When you drive into Givry, an old, faded sign on the road announces you are entering the cru that was once the preferred drink of King Henri IV of France. While the sign harkens back to a glory the village knew five centuries ago, modern times haven’t been so kind. In the 1970s, to buck a trend of quantity rather than quality, a few vignerons decided to turn back the clock. Led by François Lumpp, they began a long process of replanting abandoned slopes, cutting yields, farming responsibly, and putting arduous effort into once again making Givry a grand vin. The rest, as they say, is history. This bottling contains a lot of ripe fruit (we are in southern Burgundy, after all), but it also has a sheen, sharpness, and smartness, possibly due to this parcel’s high limestone and marl content—a unique identity you would expect from a unique cru.
In the late 1970s, François Lumpp and his brother inherited their family property, located in the Côte Chalonnaise. In 1991 he founded his own label with his wife, Isabelle. Using sélection massale cuttings, François developed his domaine around Givry's best premier cru sites, which, as in most of the Côte d’Or, are situated on the mid to upper level slopes of the rolling hillsides. The Lumpp domaine is an especially good fit here at KLWM because it embodies exactly what we look for in Burgundy: a true vigneron in a specific village. Every wine François makes is from Givry, from vineyards that he planted and nurtured himself–something that is exceedingly rare in Burgundy today, and will become more and more so over time.
In eastern central France, Burgundy is nestled between the wine regions of Champagne to the north, the Jura to the east, the Loire to the west, and the Rhône to the south. This is the terroir par excellence for producing world-class Pinot Noir and Chardonnay.
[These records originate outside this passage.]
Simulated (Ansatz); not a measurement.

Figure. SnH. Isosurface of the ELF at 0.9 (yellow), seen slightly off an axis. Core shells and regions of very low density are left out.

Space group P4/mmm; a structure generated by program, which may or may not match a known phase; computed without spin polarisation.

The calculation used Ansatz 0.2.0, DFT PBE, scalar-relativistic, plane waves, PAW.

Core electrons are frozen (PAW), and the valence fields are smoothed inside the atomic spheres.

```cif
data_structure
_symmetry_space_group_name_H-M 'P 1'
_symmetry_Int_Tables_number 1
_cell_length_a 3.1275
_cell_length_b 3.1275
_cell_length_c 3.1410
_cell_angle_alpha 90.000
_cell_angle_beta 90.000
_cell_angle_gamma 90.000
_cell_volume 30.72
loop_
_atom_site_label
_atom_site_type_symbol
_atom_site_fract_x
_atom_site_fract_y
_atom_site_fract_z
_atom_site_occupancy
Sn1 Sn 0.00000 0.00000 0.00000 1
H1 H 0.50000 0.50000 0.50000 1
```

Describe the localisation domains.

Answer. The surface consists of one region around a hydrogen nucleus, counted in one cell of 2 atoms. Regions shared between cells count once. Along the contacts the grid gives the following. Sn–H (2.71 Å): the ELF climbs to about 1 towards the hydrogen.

The southeast-facing hillside between Dijon in the north and Maranges in the south is known as the Côte d’Or or “golden slope.” The Côte d’Or comprises two main sections, both composed of limestone and clay soils: the Côte de Nuits in the northern sector, and the Côte de Beaune in the south. Both areas produce magnificent whites and reds, although the Côte de Beaune produces more white wine and the Côte de Nuits more red.
Chablis is Burgundy’s northern outpost, known for its flinty and age-worthy Chardonnays planted in Kimmeridgian limestone on an ancient seabed. Vézelay is a smaller area south of Chablis with similar qualities, although the limestone there is not Kimmeridgian.
To the south of the Côte de Beaune, the Côte Chalonnaise extends from Chagny on its northern end, down past Chalon-sur-Saône and encompasses the appellations of Bouzeron in the north, followed by Rully, Mercurey, Givry, and Montagny.
Directly south of the Chalonnaise begins the Côte Mâconnais, which extends south past Mâcon to the hamlets of Fuissé, Vinzelles, Chaintré, and Saint-Véran. The Mâconnais is prime Chardonnay country and contains an incredible diversity of soils.
For the wines that I buy I insist that the winemaker leave them whole, intact. I go into the cellars now and select specific barrels or cuvées, and I request that they be bottled without stripping them with filters or other devices. This means that many of our wines will arrive with a smudge of sediment and will throw a more important deposit as time goes by, It also means the wine will taste better.